Now, who would be stupid to sign such a deed of assignment? But the BCDA is threatening the residents, etc. with eviction if they do not sign it.
The BCDA is like a crocodile caught in a trap and trying desperately to free itself. Yet the situation that it finds itself in now is of its own making.
It lost a case against CJHDevCo arising from the lease and development of Camp John Hay. The Philippine Dispute Resolution Center Inc. (PDRCI) has ruled that both parties violated their contract.
The BCDA did not set up, as agreed upon, a one-stop center to prevent red tape and speed up the issuance of permits. As a result, permits were delayed or not issued at all, thus preventing CJHDevCo from developing the camp. With no development, CJHDevCo could not raise enough funds to pay its rentals to the BCDA. The BCDA sued CJHDevCo for not paying P3.3 billion in rentals—an accusation that the arbitrators dismissed as without basis. In addition, the BCDA was ordered to return to CJHDevCo P1.4 billion in rentals that had been paid to it.
In exchange, CJHDevCo was ordered to return Camp John Hay to the BCDA. The developer said it would comply as soon as the BCDA refunds the P1.4 billion.
It appears that the BCDA under Casanova has no intention of making the refund, but it insists on the return of Camp John Hay to it. Recently, it sent armed guards to seize the two 5-star hotels, The Manor and Forest Lodge, that CJHDevCo had built at enormous expense. The hotel security guards resisted and the Baguio regional trial court issued an injunction against the BCDA.
CJHDevCo said: Pay us the back rentals ordered by the arbitrators and we will return the whole camp to you.
Last March 27, the Baguio court confirmed the final award by the PDRCI of P1.4 billion to CJHDevCo by the BCDA. The court also affirmed that CJHDevCo does not owe the BCDA P3.3 billion in back rentals that it had been trying to collect from the developer.
Significant in the decision of the court is that the vested right holders—the existing investors and locators, sublessees, unit owners, etc. who acquired their interests in good faith—will be governed by the law on obligations and contracts.

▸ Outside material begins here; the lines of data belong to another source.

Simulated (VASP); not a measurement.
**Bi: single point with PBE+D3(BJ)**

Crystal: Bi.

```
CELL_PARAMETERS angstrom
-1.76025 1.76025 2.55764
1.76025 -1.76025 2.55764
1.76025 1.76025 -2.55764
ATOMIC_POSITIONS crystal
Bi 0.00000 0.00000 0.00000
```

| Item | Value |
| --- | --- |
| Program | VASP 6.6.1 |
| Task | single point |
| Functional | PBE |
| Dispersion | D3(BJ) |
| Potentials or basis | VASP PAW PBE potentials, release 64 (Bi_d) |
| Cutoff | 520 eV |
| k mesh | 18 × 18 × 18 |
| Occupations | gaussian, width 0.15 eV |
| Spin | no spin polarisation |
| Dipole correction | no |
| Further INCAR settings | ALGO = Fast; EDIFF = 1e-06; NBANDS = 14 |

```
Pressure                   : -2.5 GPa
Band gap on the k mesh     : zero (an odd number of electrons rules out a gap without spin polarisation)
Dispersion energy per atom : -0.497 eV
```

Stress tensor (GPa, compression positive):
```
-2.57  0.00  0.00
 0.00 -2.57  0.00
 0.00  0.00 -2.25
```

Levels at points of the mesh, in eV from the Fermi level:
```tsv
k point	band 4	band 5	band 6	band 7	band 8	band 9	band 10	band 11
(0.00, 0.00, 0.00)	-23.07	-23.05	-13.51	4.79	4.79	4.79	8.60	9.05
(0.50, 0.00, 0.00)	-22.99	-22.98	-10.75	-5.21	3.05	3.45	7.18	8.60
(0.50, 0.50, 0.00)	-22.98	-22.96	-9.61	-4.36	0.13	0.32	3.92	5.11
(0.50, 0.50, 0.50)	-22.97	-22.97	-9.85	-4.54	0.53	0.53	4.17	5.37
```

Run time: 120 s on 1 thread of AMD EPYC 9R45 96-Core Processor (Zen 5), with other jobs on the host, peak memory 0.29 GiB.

“This makes it clear that the rights of locators, sublessees, unit owners, lot owners and golf club members are to be protected by law, and cannot be evicted,” explained CJHDevCo CEO Alfredo Yñiguez. “This is because Article 1385 of the Civil Code, which is the law relied upon by the vested rights holders, provides that an order for mutual restitution, as in this case, cannot include properties currently in the possession of third parties who acted in good faith, including and especially our locators and lessees who have fully paid in good faith.”
Yñiguez added: “We hope that by virtue of this very clear order, Mr. Casanova and/or representatives of BCDA will stop threatening locators and lessees with eviction. If they continue threatening our locators and lessees, we assure them that we are ready to provide them with lawyers against such harassment.”
Camp John Hay is an economic zone that is a project of the government’s Public-Private Partnership Program where private investors are urged to invest in government infrastructure projects. Thus, the BCDA’s job is to encourage investors, not harass them. Its gestapo tactics are driving investors away.
Under Casanova, the BCDA has lost P5 billion for the military’s modernization program: P3.3 billion in what could have been receivables had it accepted the last revised restructured agreement of CJHDevCo, P1.4 billion in paid lease rental that it will now have to return to CJHDevCo, and P500 million that was offered to it as initial payment for a proposed restructured agreement late in 2011.
This does not include the annual lease rentals, amounting to P450 million for three years since 2012, that the BCDA would have received had Casanova not refused every proposal from CJHDevCo, 25 percent of which would have gone to Baguio City as its share of the annual rent for Camp John Hay. Had the BCDA gone into negotiations with CJHDevCo instead of opening the door to a rescission of the contract, the BCDA would have P5.1 billion in rentals for the remaining term of the lease (2012 until 2046) from the P150-million annual rental fees alone.